Picture this in your head: the electron wavefunction is sinusoidal function spread over the entire molecule. In the LCAO-MO approach, the molecular orbital wavefunction is approximated as an array of atomic orbitals - each originating on one of the nuclear positions - that blend together. The orbital coefficient reflects the magnitude of contribution of each atomic orbital and can be visualized as the intensity of the wavefunction at the point in space where the nucleus is. So if you can picture in your head what the wavefunction is and how it is spread over the nuclei, you could, in principle draw or specify the relative magnitude of the orbital coefficient.

This is easiest for linear molecules in which the molecular orbital wavefunction is a single dimension function. The upper figure you posted basically tells you how to do this. If you draw the appropriate sin function (the wavefunctions of a 1D particle in a box are basically just sin functions – and make sure they are normalized) on a piece of paper, with the nuclei evenly spread nuclei underneath it, you can use that as a guide to draw how big the atomic orbital should be. The wavefunction extends beyond the terminal positions, keep that in mind. No math required, assuming you know how to draw a sin function well. (You can even quantify it using the equation provided there – note that you cannot just use vanilla sin functions to do this; there is a coefficient out front that arises due to the requirement that wavefunctions – and orbital coefficients – be normalized.)

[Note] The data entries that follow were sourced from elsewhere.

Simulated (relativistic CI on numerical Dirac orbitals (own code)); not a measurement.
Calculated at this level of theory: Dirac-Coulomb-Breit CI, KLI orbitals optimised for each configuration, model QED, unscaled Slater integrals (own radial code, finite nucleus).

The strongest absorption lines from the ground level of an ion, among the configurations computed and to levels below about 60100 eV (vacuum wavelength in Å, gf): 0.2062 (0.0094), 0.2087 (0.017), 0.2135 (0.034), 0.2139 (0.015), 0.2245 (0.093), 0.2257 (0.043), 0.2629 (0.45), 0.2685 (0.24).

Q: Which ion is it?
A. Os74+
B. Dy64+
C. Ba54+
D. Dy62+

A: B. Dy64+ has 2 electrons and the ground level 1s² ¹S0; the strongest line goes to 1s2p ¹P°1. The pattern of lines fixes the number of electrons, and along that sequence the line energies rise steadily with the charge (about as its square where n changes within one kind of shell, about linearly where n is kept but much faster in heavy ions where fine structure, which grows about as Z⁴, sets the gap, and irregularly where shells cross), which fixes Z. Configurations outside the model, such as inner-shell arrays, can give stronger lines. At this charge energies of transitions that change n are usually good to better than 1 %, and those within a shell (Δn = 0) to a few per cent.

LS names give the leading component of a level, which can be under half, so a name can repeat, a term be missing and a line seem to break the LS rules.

This becomes quite a bit more difficult with nonlinear systems, in which the molecular wavefunctions are two dimensional and more complicated in form – although in principle the same idea holds.

However, this does all kind of miss the point that there is no one right set of orbital coefficients. The orbital coefficients are tied to the energy eigenvalues and the approximations one makes to the integrals mentioned in the earlier post. If you change those, the orbital coefficients can change quite a bit in magnitude.

(Apologies for the deleting an earlier post. I wasn’t satisfied with my original response.)